While US President Barack Obama and his 33 hemispheric neighbors wrapped up a summit Trinidad and Tobago on Sunday, hopes are soaring high for a potential thaw of a half-century cold war between Washington and Havana.
At the opening ceremony of the Fifth Summit of the Americas held in Trinidad and Tobago, Obama vowed to seek a "new beginning" with Cuba, the only country in the continent that is excluded from the summit.
"I am prepared to have my administration engage with the Cuban government on a wide range of issues -- from human rights, speech, and democratic reform to drugs, migration, and economic issues," Obama stated.
Earlier in the week, the Obama administration had already taken measures to remove restrictions on Cuban Americans' family travel and remittances back to Cuba, signaling "a new direction" toward the warming of relations with Cuba.
The conciliatory move prompted a quick response from Cuban leader Raul Castro, who told a regional summit in Venezuela on Thursday that his country was open for talks with Washington about "everything".
"We have sent word to the US government in private and in public that we are willing to discuss everything -- human rights, freedom of the press, political prisoners, everything," he said.
"We could be wrong, we admit it. We're human beings," Castro said. "We're willing to sit down to talk as it should be done, whenever."
Castro's offer for talks was also warmly greeted by senior US officials.
"I think the strongest reaction that people had is the admission by Castro that they might as well have been wrong. I am particularly struck by that," White House Press Secretary Robert Gibbs told reporters.
In a rare acknowledgment, US Secretary of State Hillary Clinton said that the US policy toward Cuba had "failed".
The three-day Americas summit was meant to focus on economy and many other issues, but US-Cuban relations apparently took the center stage, accompanied by widespread support among the leaders for the removal of the US embargo against Havana and the return of Cuba to the Organization of American States (OAS). Cuba was expelled from the OAS in 1962 at US behest.
At the close of the meeting, some leaders were already talking about Cuba's participation in the next summit.
Brazilian President Luiz Inacio Lula da Silva said he believed this was the last Summit of the Americas without the presence of Cuba.
"The whole continent favors the entrance of Cuba in this summit. There is no longer an explanation for Cuba's exclusion," Lula said.
OAS chief Jose Miguel Insulza said he will push for the reinstatement of Cuba to the pan-American group when its members meet in May's general assembly.

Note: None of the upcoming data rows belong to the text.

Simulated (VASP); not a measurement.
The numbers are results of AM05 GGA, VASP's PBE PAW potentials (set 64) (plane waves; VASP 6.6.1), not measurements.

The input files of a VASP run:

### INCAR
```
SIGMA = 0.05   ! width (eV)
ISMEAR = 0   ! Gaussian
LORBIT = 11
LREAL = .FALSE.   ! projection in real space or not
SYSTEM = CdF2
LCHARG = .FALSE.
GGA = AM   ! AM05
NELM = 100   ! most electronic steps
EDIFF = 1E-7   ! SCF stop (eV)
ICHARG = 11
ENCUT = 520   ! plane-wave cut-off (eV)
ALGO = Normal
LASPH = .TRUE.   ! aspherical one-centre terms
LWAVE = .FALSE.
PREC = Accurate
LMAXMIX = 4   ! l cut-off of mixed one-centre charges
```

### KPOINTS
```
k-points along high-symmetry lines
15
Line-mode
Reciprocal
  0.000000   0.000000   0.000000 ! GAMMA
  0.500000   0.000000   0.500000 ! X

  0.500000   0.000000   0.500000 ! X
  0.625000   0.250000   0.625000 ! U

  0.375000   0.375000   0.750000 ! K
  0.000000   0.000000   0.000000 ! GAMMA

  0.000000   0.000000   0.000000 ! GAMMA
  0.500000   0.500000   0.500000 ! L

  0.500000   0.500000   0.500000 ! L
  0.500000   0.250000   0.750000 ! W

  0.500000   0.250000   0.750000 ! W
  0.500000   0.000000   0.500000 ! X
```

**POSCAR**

"I believe that at the next summit in three years' time, it's reasonable to think that Cuba will be present," Insulza said.
No over-expectation
Despite the conciliatory words from both sides, many believe that concrete steps need to be taken before the current momentum loses steam.
While taking Obama's conciliatory gestures to Cuba as "positive", analysts also cautioned against expectations for a quick thaw of US-Cuba relations, citing the lack of substantial steps, such as a promise of US support for Cuba's OAS membership or a call for lifting the embargo, which would require Congressional approval.
The Obama administration, too, was cautious, saying that while there are "positive signs", words need to be matched by actions.
Speaking at the close of the summit, the US president said that Washington's policy cannot be changed "overnight" and that "issues of political prisoners, freedom of speech and democracy are important, and can't simply be brushed aside."
"We're anxious to see the actions of the Cubans," Gibbs said, adding that they shall include "releasing political prisoners, stopping the taking of money from remittances and improving freedom of the press."
It remains unclear how the Cuban government will respond to the US call for such steps. In the past, Cuba has always rejected linking conditions to the normalization of ties.